Friday, November 9, 2012

The Story So Far...

To be very honest, it has been very difficult for me to articulate all that has happened the past two months here at Mission Year.

So here, I will make a list of those events and occurrences  and maybe, I will elaborate on some of these. Please, don't hesitate to ask questions, to post comments below. If there is anything that you are unclear about or want to discuss, please let me know. I want to have a conversation with you. I wouldn't mind at all speaking to you over the phone, or maybe over on Skype or corresponding over email, really. Besides, I'm SUPER grateful for the support that I've been receiving from you, and I want you to be able to share in my experience as much as possible.

So here we grow...

1. A week ago, all of us participating in Mission Year Philadelphia participated in something that one of our leaders at Mission Year, Chris Lahr, introduced to us, called Pauper's Right of Passage (PROP). The idea of PROP is to spend the entire day out in the streets with nothing, no possessions, no money, no cell phone. Nada. I went with one of my housemates, Micheal, downtown to spend the day there. We were encouraged to make interactions of course, as well as to panhandle (why, yes, I'm writing that quite lightly. I did panhandle, and I know that some folks reading this might be offended by this). I encourage you to read Mary's and Katelin's experiences as I got too discouraged early in the process of panhandling that, I didn't continue for too long compared to some of my peers. However, one thing I found in common amongst our experiences were that during the time that we were out in the streets, we noticed that when we asked people for help, that most people would ignore us and pretend that we weren't there. One man in particular told me to go away, which wounded me deeply in how he carried his tone, as if I was someone to be afraid of. Some of my peers had more positive experiences, and the person who helped me get a bottle of water didn't look like he was doing "well off" himself. However, Micheal and I were able to make a few new friends along the way, one of them formally being houseless and another being a girl and her boyfriend whom Micheal visited today and discovered that they were doing well.

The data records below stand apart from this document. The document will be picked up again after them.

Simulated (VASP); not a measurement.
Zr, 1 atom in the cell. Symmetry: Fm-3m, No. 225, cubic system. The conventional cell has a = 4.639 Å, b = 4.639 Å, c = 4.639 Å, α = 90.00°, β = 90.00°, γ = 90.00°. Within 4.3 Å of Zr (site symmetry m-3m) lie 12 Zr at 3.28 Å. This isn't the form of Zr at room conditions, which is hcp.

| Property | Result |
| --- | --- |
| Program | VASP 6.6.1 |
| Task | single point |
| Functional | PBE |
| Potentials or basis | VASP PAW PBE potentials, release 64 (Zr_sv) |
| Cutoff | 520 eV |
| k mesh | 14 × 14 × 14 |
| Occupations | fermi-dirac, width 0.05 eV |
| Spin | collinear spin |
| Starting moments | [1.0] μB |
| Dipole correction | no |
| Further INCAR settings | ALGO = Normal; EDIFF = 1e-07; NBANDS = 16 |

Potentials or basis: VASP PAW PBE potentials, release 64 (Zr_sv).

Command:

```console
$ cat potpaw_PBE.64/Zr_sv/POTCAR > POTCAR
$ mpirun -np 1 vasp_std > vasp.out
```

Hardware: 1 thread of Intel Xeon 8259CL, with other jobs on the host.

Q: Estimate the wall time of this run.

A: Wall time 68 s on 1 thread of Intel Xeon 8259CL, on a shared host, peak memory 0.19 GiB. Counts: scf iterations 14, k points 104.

I'm still processing so much of that weekend and I wish that I could share it in a more narrative form.

2. I'm taking a classed call "Theology of Poverty" which is taking place out of a partnership between Mission Year and Eastern University. For the first part of my class, we have done Scriptural journals; journals that are based on reflecting on different Scriptures. With this assignment, we've been given questions about the particular Scripture that allows us to reflect on G-d's heart for people and the nature of poverty. With these journals, I've been thinking about how really, we are ALL poor, regardless of whether we are in the United States or in India. We are all hungry and thirsty and needy, but, that hunger and need is manifested in different ways, depending on our lives, depending if we are physically rich or physically poor. Regardless, we are all hungry for love and meaning, acceptance....  Taking this class as a supplement to my Mission Year experience has really challenged me in the way I view myself, and the way I see others, and I see myself with a much more humble perspective, a perspective that has shown me how much the world really needs the love, hope and peace of G-d.

Again, I'm still trying meditating on all of this. I find myself wishing to express myself mostly in poetic or narrative form once again, but, am finding myself unable to at the moment, for I often feel so cramped with time.

3 A lot of what I've been experiencing here is ministry to my own heart. A lot of times, we can partake in programs like these and expect to be the one that is doing the serving and doing the loving. But, I've been learning about how necessary it is for us to be able to go places as disciples of Christ and allow ourselves to be loved by those that we serve or live among. It is dignifying to the other person, and can be dehumanizing if we don't allow folks to give and bless us. Here, I've been seeing how I am experiencing a lot of healing from relationships that wounded me deeply in the past. Being here among so many people like my housemates, who are simply doing their best to show me G-d's love incarnationally in my life, and also spur me on in trusting the ways of Christ, ways of peace and reconciliation... it's been changing me a whole heck of a lot. And I find that important, especially as someone who wants to better understand how deep and wide and long and tall the love of G-d is.

So, the process of sharing with you what is happening and what I'm learning during this time that I am away, has been difficult, because, it can not be described in terms of "missions trip" as I have been taught to think of mission trips. Mission Year isn't a mission trip and at the same time it is. But the thing about Mission Year, is that Mission Year has challenged a lot of what is often thought or done with missions. With Mission Year, I am learning and experiencing a way of life, rather than some goal. Mission Year causes me to think truly about what it means to be a disciple and what it means to make disciples. And this is a time where I find myself experiencing conversion, transformation, within myself, where I've been finding. I've been thinking so much about how Jesus scolded the Pharisees for cleaning only the outside of their bowls, where it doesn't truly count. I thank G-d that I am here, but here in Philly in this time I am seeing that He is helping me clean the inside of my cup with his all consuming fiery love (yay for Christianese! but, hey, it's a dang good metaphor...), as I hope, so that all that I do may be born of the love He has for me. Besides, nothing we do is great if it isn't in love, right?

So, our only goal and our only agenda is to love. We're not here to save Philly. G-d is going to save Philly and the whole word, He already has. And we're only taking part in it. So, my only agenda, or rather, the only agenda that I want to have is to love people and to love G-d. And I think, the first step in love, is to listen, to listen to the needs of others, for that is what G-d does for us, he hears us cry. Our Father has heard us, and has continued to hear us as we call out to Him in all aspects of our lives. The only way I can imagine living is in that same light, to share that love with the world.